Then, finally, minimizing data can help with organizational effectiveness and improved outcomes. In many cases, data minimization enables organizational maximization. The National Common Intelligence Application database held around 400 pieces of missed information about the man who would become the Manchester Arena terrorist bomber, killing 22 people and injuring more than 800, most of them children. The system was built by merging existing system data together into one platform, but the database was unstable and very hard to search because of mass duplications of data that made identifying crucial intelligence almost impossible.

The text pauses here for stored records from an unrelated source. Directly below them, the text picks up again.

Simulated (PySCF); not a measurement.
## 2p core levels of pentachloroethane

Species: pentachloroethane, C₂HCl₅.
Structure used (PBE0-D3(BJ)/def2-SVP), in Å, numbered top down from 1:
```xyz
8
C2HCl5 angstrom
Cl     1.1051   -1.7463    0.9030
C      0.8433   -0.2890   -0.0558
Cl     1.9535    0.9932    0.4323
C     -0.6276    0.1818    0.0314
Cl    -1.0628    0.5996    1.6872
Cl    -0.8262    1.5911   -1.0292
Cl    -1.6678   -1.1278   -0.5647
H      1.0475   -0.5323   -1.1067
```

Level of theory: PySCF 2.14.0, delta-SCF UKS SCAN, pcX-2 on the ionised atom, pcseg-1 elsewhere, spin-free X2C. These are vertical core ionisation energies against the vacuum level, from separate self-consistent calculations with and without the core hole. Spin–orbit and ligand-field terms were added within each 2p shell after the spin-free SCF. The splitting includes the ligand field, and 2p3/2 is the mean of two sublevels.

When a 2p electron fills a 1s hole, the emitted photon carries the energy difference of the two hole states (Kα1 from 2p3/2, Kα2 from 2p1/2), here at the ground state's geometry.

System owners had decided not to try to deduplicate the data until the end of the migration, which would be four years later. MI5 and police officers warned supervisors that the system was not fit for purpose, but it was rolled out anyway. By the time of the bombing, up to 20% of the content in the system was duplicated. The system bloated with redundant data, was so slow to search that they were still finding the 400 bits of missed information long after the bombing had happened. If that data had been minimized, its efficacy would have been maximized. The inquiry into the attack found that the bombing would have been prevented if the missed information was findable originally.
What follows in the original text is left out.